CALIFORNIA ESTATE TAX

Many clients ask us about whether taxes are affected by estate planning. And, well, here’s the lawyer’s favorite answer: it depends. If your estate is under the federal exemption, then the answer is generally no. For example, you will still pay the same amount in property taxes and income taxes, and because of California’s other tax laws, estate planning in general isn’t going to affect them. However, if you have a hefty estate, say over at least $11.58 million, then yes, your taxes are going to be affected by estate planning.

California, like a majority of the states in the United States, does not levy an estate tax on your estate upon your death, or ever, for that matter. Also like a majority of states, California does not levy an inheritance tax if you are inheriting property or assets from a decedent. In addition, California does not apply a gift tax on any gifts given to loved ones.
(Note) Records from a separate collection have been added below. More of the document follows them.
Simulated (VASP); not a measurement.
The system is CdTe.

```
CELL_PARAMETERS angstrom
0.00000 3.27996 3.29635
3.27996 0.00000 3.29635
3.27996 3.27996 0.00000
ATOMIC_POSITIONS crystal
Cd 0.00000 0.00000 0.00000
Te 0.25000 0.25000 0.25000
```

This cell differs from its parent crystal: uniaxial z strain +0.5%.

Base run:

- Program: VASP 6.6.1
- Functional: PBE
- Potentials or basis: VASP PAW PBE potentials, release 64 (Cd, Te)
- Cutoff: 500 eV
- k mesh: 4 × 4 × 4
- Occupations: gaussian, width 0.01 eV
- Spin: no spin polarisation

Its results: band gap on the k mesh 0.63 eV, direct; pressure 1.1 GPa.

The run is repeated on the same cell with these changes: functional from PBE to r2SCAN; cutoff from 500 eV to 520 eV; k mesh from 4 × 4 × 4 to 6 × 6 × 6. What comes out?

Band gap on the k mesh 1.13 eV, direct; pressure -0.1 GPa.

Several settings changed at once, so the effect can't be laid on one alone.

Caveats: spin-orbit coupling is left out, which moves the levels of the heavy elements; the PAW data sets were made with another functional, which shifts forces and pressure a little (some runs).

While this all great, don’t forget that although California does not have these categories of taxes, there is still a federal estate tax applied by the Internal Revenue Service that could potentially be applied to your estate. This tax applies to an estate if it is valued at or over $11.58 million for an unmarried person, or $23.16 million for a married couple. If your married estate is equal to or greater than $23.16 million, it’s important to take advantage of the unlimited marital deduction. This deduction allows you to leave your estate to your surviving spouse without the government levying any federal estate tax on the estate. Keep in mind that, in addition to the federal estate tax, there is also a federal gift tax which essentially states that any amount you gift over $15,000 will be taxed.